This is text version of remarks I made at Beth El Memorial Park at our annual Memorial Service –
The Torah reading for Yom Kippur day comes from the 16th chapter of the Book of Leviticus, and offers a description of the ancient ritual of the scapegoat that was enacted by the High Priest on Yom Kippur at the Temple in Jerusalem. The text is filled with detailed information about the ritual – what clothes the High Priest wore, precisely how the scapegoat was chosen, how the sacrifices were to be performed, how the blood from the animals was to be sprinkled on the altar. It is more textbook than text, more instruction manual than narrative.
But there is one detail in the reading that is deeply personal. It comes in the very first verse of the chapter, which reads as follows: וידבר ה׳ אל משה אחרי מות שני בני אהרון – and it was after the death of Aaron’s two sons when God spoke to Moses. There is no connection between Aaron’s terrible loss and his unspoken grief and the Yom Kippur ritual. Aaron’s loss is private, his struggle with grief is an internal struggle. But the ritual of the scapegoat is public, performed before the assembled people, and on their behalf. So I’ve often wondered why the Torah text includes that detail about the death of Aaron’s sons.
I do know that there is a temptation to carry our losses with us wherever we go. The tradition tries to discourage us from doing that. Each stage of grief is finite, marked by the counting of a set number of days. The shiva ends and the mourner is pushed out of the shiva house, asked to walk through the doorway and back out into the world. The sheloshim – the thirty day period – is counted and concluded. There is a limit placed on the recitation of the kaddish prayer, which should be recited no longer than 11 months. But the journey from loss back to life, from a broken heart to one that has become whole again, is a difficult journey. People tell me that the last day of their kaddish is highly emotional, knowing it is the last time they will stand. It is hard to let go of grief, it is hard to reenter the world after a loss. It is tempting to stay in the place and to hold on to the sadness, because in doing so, in a way, we also hold on to the people we’ve lost.
And it is in part the everyday, the simple living of life, that draws us back into the world after loss. Going back to work, meeting a friend for lunch, coming to shul, going shopping, picking up the clothes at the dry cleaners, sweeping the floor and doing the laundry, spending time with the people that we love, watching a football game, reading a book. The fabric of life. Its substance, its day to day. The sun sets and rises, the world still turns, I have a role to play, and slowly but surely I reenter that world. I carry the losses with me always, I feel the grief everyday, but in the vast world around me, in my simple busyness, in my work and my friends, in all the tasks I must take care of, it is a smaller thing, my grief, more bearable, less intensely painful.
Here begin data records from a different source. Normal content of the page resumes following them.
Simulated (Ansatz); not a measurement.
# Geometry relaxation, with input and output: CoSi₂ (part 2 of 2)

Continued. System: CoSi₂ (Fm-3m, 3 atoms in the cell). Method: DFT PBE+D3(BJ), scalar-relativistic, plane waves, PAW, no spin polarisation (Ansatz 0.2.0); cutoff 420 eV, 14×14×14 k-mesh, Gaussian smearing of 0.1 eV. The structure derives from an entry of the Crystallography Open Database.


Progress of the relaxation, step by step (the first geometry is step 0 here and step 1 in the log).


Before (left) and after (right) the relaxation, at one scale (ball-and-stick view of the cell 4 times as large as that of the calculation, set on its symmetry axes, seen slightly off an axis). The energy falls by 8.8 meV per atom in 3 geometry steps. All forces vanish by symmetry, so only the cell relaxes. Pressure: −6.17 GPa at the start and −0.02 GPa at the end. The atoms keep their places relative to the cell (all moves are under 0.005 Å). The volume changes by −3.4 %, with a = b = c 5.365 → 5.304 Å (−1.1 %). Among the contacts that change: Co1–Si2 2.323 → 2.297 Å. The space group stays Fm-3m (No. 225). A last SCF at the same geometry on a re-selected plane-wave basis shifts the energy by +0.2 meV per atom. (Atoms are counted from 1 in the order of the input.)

That may be the example that Aaron the High Priest sets for us on Yom Kippur day. Still suffering from the loss of his sons, he was needed, there was work to be done, others were looking to him for help and guidance and wisdom. He might have preferred to sit alone, to ponder what had happened, to spend long hours thinking about his sons. But he was pulled away from his loss, back into the world around him with all of its tumult and responsibility. And so it often is for us as the days and weeks and months go by. As Shiva and Shelosim end, as our kaddish period comes to a close, as we immerse in the day to day and return to the world.
But there are moments when the tradition calls us back to our losses and to the profound sadness that is always just underneath the surface. When the tradition, after pushing us out of the shiva house, after ending our kaddish, reminds us of how deep the wounds are, how fresh the feelings, how profound the loss, whether we are here today honoring someone who is gone for weeks or months or years. Yizkor is one of those moments. This Memorial service is as well. When we set aside the everyday tasks, when we leave the world that is all around us with its hustle and bustle, and we visit the cemetery, and say the ancient words, and remember, once again opening our hearts fully both to the losses we’ve had, and also to the lives that we cherished and remember today.
May those memories comfort us in this season of memory, and throughout the new year that is beginning.